This is the output of the full example given in test/plotPico.py. This script assumes a complete list of 2016 pico ntuples in the mutau channel.

Splitting samples

Like described above, you can split samples via SampleSet:

sampleset.split('DY',[
  ('ZTT',"Z -> tau_{#mu}tau_{h}",      "genmatch_2==5"),
  ('ZL', "Drell-Yan with l -> tau_{h}","genmatch_2>0 && genmatch_2<5"),
  ('ZJ', "Drell-Yan with j -> tau_{h}","genmatch_2==0")
])

Data/MC plots

The SampleSet class can create and fill histograms for you:

result = samples.gethists(var,selection)
print(result.var)                # Variable
print(result.data)               # TH1D
print(result.exp)                # list of TH1Ds
var, datahist, exphists = result # Variable, TH1D, list

Or with for a list of variables to fill histograms in parallel:

result = samples.gethists(vars,selection)
print(result.vars)               # list of Variable
print(result.data)               # dictionary of Variable object to TH1D
print(result.exp)                # dictionary of Variable object to list of TH1Ds
for var, datahist, exphists in result:
  print(var, datahist, exphists) # Variable, TH1D, list

Here, result is a HistSet object, which contains a list of Variable objects, and dictionaries for data and MC histograms.

Alternatively, you can immediately prepare the histograms into a Stack plot:

stacks = samples.getstack(variables,selection)
for stack in stacks:
  stack.draw()
  stack.drawlegend()
  stack.saveas()
  stack.close()

Examples are provided in test/testSamples.py.

Data-driven methods

Data-driven background methods like QCD or j → 𝜏h fake estimation can be added as plug-ins in python/methods/. A python file should contain a function of the same name, e.g. for the QCD_OSSS.py example:

from TauFW.Plotter.sample.SampleSet import SampleSet
def QCD_OSSS(self, variables, selection, **kwargs):
  ...
  return qcdhists
SampleSet.QCD_OSSS = QCD_OSSS # add as class method of SampleSet

The method returns a list of TH1 histograms that correspond one-to-one to the list of variables. These histograms are subsequently inserted in the list of MC histograms.

To use them, specify the method name when using SampleSet.getstack or SampleSet.gethists:

stacks = samples.getstack(variables,selection,method='QCD_OSSS')

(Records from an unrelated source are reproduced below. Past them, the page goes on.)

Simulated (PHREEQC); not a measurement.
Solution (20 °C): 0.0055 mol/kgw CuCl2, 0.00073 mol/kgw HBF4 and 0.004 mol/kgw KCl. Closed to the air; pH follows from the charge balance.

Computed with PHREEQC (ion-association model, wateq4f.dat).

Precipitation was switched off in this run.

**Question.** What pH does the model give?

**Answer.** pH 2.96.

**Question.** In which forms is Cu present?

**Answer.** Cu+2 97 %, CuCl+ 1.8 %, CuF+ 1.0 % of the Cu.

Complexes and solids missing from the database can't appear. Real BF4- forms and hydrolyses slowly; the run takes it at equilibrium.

This will load the file and make the method available. You can set the position of the new histogram in the stack via imethod, where 0 means on the top, and -1 means on the bottom.

Plotting script

Stacked data-MC

An example of a plotting script for data/MC comparisions is given by plot.py. It can be run for a given channel and era as

./plot.py -c mutau -y 2018

It will load a SampleSet from config/samples.py as a function of a channel and era. By default the script will look for pico samples in $PICODIR, specified in the PicoProducer config. You can edit the scripts and this config file to your specifications and liking.

You can specify what set of selections to apply and what variable to draw by running, for example:

./plot.py -y 2018 -c mutau -S baseline -V m_vis 

where baseline is the name of a set of selections defined in the config/setup_mutau.py. WARNING: If you are using py3, run with the --serial option:

./plot.py -y 2018 -c mutau --serial

Similarly, plot_v10.py produces the same useful plots as plot.py but loads the SampleSet from config/samples_v10.py designed ofr nanoV10 samples.

2D histograms

An example of a 2D plotting script is given by plot2D.py. It creates 2D histograms for a specified samples. The samples are defined in config/samples.py. Edit the desired variable pairs and selections in the script, and run for example as

./plot2D.py -c mutau -y 2018 -s DY

Macros

Several macros with help functions are provided in python/macros/ and python/corrections/. Their functions can be loaded using ROOT directly, e.g.

from ROOT import gROOT
gROOT.ProcessLine(".L python/corrections/tauIDSF.C+O")

or via the help function loadmacro as

from TauFW.Plotter.sample.utils import loadmacro
loadmacro("python/corrections/tauIDSF.C")

After that, it can be imported from ROOT

from ROOT import loadTauIDSF, getTauIDSF
loadTauIDSF("sfs.root",'Medium')
sf = getTauIDSF(dm,genmatch)

or used as in variable, selection or weight expressions in TTree::Draw or RDataFrame (including via Sample.gethist). Some examples of usage are shown in test/testMacros.py.